# Homework Help: Voltage at a point.

1. Nov 12, 2008

### forty

http://students.informatics.unimelb.edu.au/serve/cmcleod/stuff/elec.JPG

Eo = permittivity of free space

integral dV = (1/4(pi)Eo) integral (dQ)/a

Hopefully I have that formula correct.

so....

dQ = 2(pi)r(dr)(sigma)

Horizontal components cancel. So there will be a sin(theeta) term at the end of the integral.

sin(theeta) = z/a

and a = sqrt(z^2 + r^2)

and the integral will be between 0 and R

so the RHS becomes...

(1/4(pi)Eo) integral(0 -> R) (2(pi)r(dr)(sigma)/sqrt(z^2 + r^2)) * z/sqrt(z^2 + r^2)

Is this right? I have a feeling I have done something stupid.

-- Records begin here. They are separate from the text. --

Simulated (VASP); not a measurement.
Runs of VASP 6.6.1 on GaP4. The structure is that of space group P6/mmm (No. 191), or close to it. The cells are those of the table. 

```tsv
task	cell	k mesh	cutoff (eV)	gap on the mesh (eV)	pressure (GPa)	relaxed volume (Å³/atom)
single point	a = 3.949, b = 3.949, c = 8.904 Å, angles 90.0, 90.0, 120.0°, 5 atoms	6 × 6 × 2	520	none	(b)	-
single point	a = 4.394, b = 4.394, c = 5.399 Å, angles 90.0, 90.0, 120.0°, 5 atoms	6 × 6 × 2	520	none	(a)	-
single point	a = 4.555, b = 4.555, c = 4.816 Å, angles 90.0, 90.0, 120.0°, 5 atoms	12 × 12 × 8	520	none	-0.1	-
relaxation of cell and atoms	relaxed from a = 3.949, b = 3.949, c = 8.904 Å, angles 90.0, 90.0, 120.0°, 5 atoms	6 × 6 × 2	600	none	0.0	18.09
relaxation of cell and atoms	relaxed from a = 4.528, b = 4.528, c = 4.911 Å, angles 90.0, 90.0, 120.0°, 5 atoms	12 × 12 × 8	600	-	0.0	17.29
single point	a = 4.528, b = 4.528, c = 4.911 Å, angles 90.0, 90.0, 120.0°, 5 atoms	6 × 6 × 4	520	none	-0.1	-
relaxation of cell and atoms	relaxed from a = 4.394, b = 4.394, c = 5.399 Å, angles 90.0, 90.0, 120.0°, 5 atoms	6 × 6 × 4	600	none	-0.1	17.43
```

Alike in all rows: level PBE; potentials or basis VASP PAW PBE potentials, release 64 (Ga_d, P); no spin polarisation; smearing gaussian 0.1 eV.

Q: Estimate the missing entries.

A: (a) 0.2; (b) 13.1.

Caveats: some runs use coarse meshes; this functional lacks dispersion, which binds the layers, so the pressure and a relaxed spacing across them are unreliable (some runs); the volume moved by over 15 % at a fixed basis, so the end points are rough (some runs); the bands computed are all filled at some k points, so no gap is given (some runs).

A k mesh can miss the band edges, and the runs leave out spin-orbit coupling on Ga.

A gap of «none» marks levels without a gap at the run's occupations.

Any help greatly appreciated.

Last edited by a moderator: Apr 23, 2017
2. Nov 12, 2008

### Redbelly98

Staff Emeritus
I think that's correct. Since they give you the final answer, you can see if you get it when you do the integral.

3. Nov 12, 2008

### forty

once you pull all the constants out the front you get....

(z(sigma)/2Eo) integral(0 -> R) r/(z^2 + r^2) (dr)

I'm pretty sure that doesn't give that answer.

Any suggestions?

4. Nov 12, 2008

### gabbagabbahey

Why are you talking about components?...The potential is a scalar not a vector(perhaps you are confusing it with the electric field )....Do you really have a $\sin \theta$ term in your integrand?

Last edited: Nov 12, 2008
5. Nov 12, 2008

### forty

Yerp, confusing sh*t like usual >.<

But that all works out now! Thanks alot for pointing that out for me :)

6. Nov 13, 2008

### Redbelly98

Staff Emeritus
Oops, I missed that little detail Good save, ggh.